Thursday, April 01, 2004

A Little Night Musing

Insomnia is a mixed blessing a mixed blessing for me. This is an upgrade from scourge. I'm hoping for, and working towards, insomnia being a pleasant little bit of productivity.

Traditionally, insomnia has been anxiety induced. It generally does not take much to get me worked about something but sleep is generally sacred and easy for me. Get me thinking about student loans and their deferments and I'm up for an hour easy trying to mentally calculate a way that I will not be poor forever.

This all was magnified when I quit my job and moved halfway across the country. My nighttime anxiety repertoire had expanded to include lack of income, fear of rejection on job applications, fear of failure, and how long could my savings holdout. There was a whole month that I didn't get to sleep until two hours later than usual.

There is, however, some truth to the old adage, that one get used to anything given enough time. Eventually, the drama became melodramatic and tired was tired. Sleep ceased to elude me. This too lasted a month.

However, in the art of a true worrier, in a class almost professional, I found something new to worry about, relationships. I don't think to much about relationships on a regular basis. I'm kinda like a guy in that sense. But when there is worrying to be done, you pull up your boot straps and find something to worry about. I don't just have work ethic, I've got worry ethic too.

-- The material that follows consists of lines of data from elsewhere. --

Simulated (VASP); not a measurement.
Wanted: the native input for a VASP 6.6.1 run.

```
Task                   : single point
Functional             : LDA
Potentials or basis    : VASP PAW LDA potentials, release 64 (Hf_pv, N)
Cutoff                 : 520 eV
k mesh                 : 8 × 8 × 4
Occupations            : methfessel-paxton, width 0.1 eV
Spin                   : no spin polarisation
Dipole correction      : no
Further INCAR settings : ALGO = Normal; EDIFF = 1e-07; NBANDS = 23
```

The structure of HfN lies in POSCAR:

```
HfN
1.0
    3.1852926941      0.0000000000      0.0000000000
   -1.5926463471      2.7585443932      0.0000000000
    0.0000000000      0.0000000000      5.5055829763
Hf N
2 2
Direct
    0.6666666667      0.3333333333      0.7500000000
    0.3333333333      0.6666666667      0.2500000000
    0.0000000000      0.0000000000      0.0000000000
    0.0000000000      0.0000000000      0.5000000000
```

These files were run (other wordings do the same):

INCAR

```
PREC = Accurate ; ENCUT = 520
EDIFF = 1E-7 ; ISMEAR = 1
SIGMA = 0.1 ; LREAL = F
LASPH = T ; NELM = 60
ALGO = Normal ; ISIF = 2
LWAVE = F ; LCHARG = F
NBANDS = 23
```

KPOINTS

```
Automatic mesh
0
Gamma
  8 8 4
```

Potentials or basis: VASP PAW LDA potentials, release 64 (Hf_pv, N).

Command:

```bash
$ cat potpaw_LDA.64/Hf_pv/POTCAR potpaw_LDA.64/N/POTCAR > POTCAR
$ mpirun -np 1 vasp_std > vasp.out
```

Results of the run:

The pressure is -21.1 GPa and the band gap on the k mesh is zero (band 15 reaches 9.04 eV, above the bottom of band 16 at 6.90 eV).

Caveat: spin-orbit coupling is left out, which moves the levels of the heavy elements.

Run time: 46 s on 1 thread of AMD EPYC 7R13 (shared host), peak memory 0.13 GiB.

The nice thing about my recent bouts of insomnia is that I've learned to move from the object of worry. Now I do a lot of thinking, mostly angry feminist, liberal, and/or political ranting. Grrr, Bush. Grrr, felonous athletes. Grrr, $2.10/gallon gas. Of course, not all of it is angry. There was the night I laid in bed thinking of "the list" for 45 minutes before finally just getting up and writing it. There are the things I can picture myself doing to improve the workplaces where I have applied for jobs. Hmmm, there's also the ideas I have for foods I'd like to try to make without a recipe and how'd I'd approach them.

So maybe insomnia is a good thing in the end. I may feel useless 7 to 7, but then my brain gets kicking and I feel like doing something because I'm passionate about it. Maybe getting to bed after midnight is a good thing.